‘Workingman’s Death’ Film Review: Dirty jobs, global edition

Michael Glawogger’s “sequel” to Megacities (which I reviewed last week in two installments, part 1 and part 2), Workingman’s Death, also documents the plight of workers from around the globe. It is not meant of course, by any means, to be Megacities II.

His style has evolved in the last few years, from a more experimental approach in Megacities, with its exploration of staged shots, unorthodox soundtrack, and a complete lack of structure to a more traditional documentary approach in Workingman’s Death.

In Workingman’s Death, Glawogger hews a more traditional approach to documentary filmmaking than in Megacities. He rejects reenactments, but he also does not favor the shaky first-person style common to many documentaries. Rather, he crafts his images with close attention to traditional cinematic forms-composition, color, lighting, camera movement-which juxtaposes with the jumbled and often jarring sights within these alien workplaces. Even without reenactments of intimate moments-the dehumanizing striptease scene in Megacities, for example-Glawogger still conveys, through the contrast of time and place, a poignant sense of personal narrative.
In one scene, the camera looks out at the Ukrainian miners, who are having a picnic of sorts. They proceed to carry on a seemingly mundane conversation about their daughters. Only the viewer can appreciate the bizarre gaze of the situation-their picnic is in the crawlspace of a deadly abandoned mine buried deep beneath the barren land.

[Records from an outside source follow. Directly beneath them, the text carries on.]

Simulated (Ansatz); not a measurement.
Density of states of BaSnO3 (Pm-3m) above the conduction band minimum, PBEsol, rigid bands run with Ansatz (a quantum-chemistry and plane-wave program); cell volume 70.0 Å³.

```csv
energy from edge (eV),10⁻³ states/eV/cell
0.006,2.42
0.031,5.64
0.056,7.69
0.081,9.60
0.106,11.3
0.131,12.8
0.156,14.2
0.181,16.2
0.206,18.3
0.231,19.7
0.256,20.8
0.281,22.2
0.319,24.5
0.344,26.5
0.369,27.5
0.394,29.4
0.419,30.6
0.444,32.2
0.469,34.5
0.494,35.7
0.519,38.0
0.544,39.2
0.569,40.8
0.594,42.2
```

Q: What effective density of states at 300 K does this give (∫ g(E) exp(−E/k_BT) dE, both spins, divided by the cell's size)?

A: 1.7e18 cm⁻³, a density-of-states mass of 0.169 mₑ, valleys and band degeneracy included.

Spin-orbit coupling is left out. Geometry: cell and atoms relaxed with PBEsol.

I think what makes these two films stand out is that they reject the more or less standard conventions of documentaries to rely on a “voice of God” narrator (see Michael Apted and his 7UP series). While Megacities is to some extent filmed in the interventional mode-due to the staging of certain scenes-this film, as well as Workingman’s Death, is very much in the observational spirit. Glawogger, stripped of his voice and presence, certainly still stamped his own editorial style on the two films, by overlaying found objects, such as background sounds, text, archival footage, and conversational recordings, to the recorded image.


Workingman’s Death relies more heavily on dialogue, which contributes to developing the characters that he encounters. Here, on-camera characters provide the narration. Glawogger shows rather than tells. We hear the dialogue between two Indonesian sulfur carriers: “I like the way she moves,” says one about his favorite prostitute. “Well, moves aren’t everything,” cracks the other. Such intimacy enable the viewer to develop empathy with the workers, who are humanized here.

One of the sulfur carrriers proceeds to narrate, through dialogue, his life outside the sulfur field. “I go down to Banyuwangi after weighing in. You have a little fun, you come back up here, climb the mountain, go back down, and have your load weighted,” he says with little expression. The backdrop, a moonscape set against a sky shrouded by the volcanic smoke, underscores the despondency of this situation. We realize these workers spend their precious earnings on prostitutes because it is the only happiness they can procure.

Workingman’s Death boasts of a substantially more tangible structure to Megacities, namely in the narrative arc that revolves around five distinct profiles which together trace the progression of a worker’s paradise from the past to present and the future. He begins in the figurative past, in a sequence titled “HEROES,” alluding to the Stakhanov worker’s mentality that grew from the Soviet communism movement.

Glawogger splices in footage from Enthusiasm (1932) that sets the paternal lineage between the two generations of miners. The next three sequences-GHOSTS, LIONS, and BROTHERS-all reference this Stakhanov sensibility, but places the gaze in the present, as Indonesian sulfur workers have to contend with Japanese tourists, Nigerian goat butchers fight for the heads and skins while the choice cuts are ferried far away, and Pakistani workers disassemble the ships that have made the international shipping business possible.

Through these workers, Glawogger gives the viewer a glimpse of the implications of globalization, although he shows rather than judges. These scenes, more so than the ones in Megacities, also show processes, which in itself give the film a skeleton of structure. For instance, we follow the sulfur carriers in an epic journey from the volcanic hell-hole to the weighing station miles away. We follow the butchers on a typical day’s work in the killing fields, in all its blood and glory.

The next sequence-FUTURE-brings the story to a hopeful resolution in China, where workers no longer toil in the death-defying conditions that their Ukrainian comrades must endure. Finally, he ends at a steelwork complex-turned-fairground, an epilogue that, by paralleling the abandoned heavy equipment at Duisburg with the Promethean struggles of the Stakhanov worker, elicits the nostalgia of a past era.

Unlike most filmmakers, Glawogger moved from a more experimental school of filmmaking, as seen in Megacities, to the more conventional mode in Workingman’s Death. But through both films, Glawogger has redrawn the limits of documentary filmmaking. His restaging of events in Megacities calls into question the axiographic nature of pursuing the truth and of imagining reality. His postmodern approach to narration in both films, and in particular the skillful use of alternative soundtracks, has introduced new possibilities of storytelling. And his minimalist structure in Megacities, and to a lesser extent Workingman’s Death, furthers his thesis that the world often cannot be reduced into simple narratives.